Top 35 data engineer interview questions and answers – All in one

Q 1. What is the Retention Period in Kafka Topic ?
Answer :  Kafka events or Messages older than retention period will not be available for Consumer to Consume. Because it gets deleted. Kafka Retain the data only for retention period. Let;s say if Retention period is 7 days, Then You cannot get the data older than 7 days.

Q 2. One Job which reads data from kafka topic and then process it,is failing because it has offset to read which are older than retention period?

Answer : it should have property failOnDataLoss to be false , in that case it will not fail the job with error, But you would lose the data.

below is the description of property from Kafka Documentation 

failOnDataLoss: Whether to fail the query when it’s possible that data is lost (e.g., topics are deleted, or offsets are out of range). This may be a false alarm. You can disable it when it doesn’t work as you expected. Batch queries will always fail if it fails to read any data from the provided offsets due to lost data. 

Q 3. Which mechanism [Push Or Pull] is used by Kafka Consumer to read data from Brokers ?
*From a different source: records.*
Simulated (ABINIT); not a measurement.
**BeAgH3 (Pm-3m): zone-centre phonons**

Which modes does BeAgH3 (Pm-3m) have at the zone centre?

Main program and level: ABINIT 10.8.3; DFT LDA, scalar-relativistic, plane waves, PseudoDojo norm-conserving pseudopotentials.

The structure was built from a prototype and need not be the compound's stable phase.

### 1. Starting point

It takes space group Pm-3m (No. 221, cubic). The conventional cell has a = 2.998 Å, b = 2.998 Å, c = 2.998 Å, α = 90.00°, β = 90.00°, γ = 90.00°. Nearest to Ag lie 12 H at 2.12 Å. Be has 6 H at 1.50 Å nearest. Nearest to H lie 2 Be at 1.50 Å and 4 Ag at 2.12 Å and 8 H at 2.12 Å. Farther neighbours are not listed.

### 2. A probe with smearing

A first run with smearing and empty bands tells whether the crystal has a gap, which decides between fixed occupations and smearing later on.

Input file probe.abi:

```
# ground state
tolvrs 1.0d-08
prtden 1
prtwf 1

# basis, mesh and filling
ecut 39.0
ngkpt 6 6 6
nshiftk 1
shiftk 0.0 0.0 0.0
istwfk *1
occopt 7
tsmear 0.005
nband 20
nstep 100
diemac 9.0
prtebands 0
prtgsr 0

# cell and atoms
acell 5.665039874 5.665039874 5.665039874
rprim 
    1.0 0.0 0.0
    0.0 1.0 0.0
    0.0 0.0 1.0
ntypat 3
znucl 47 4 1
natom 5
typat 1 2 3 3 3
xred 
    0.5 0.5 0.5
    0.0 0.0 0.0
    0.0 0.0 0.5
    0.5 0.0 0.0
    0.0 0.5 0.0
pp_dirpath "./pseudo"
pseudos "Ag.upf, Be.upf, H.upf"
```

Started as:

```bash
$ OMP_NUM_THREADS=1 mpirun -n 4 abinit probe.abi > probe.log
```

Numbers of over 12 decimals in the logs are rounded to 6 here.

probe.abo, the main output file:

Answer :It is Pulled from the broker by Consumer.Because It if it is Pushed by Brokers to the Consumers , Rate is Controlled by Broker and not by the Consumer.  If Pulled , then each consumer can read from broker at the maximum rate of Consumer, Independent of Other consumers which might be Slower or Faster. That’s why Pull Mechanism is used.

Q 4. Is it Possible to Read data from kafka topic from fixed offset using command line ?

Answer : Yes it is possible , Depending on partitions of topic ,we will have different offset. To read date from fixed offset use below command. 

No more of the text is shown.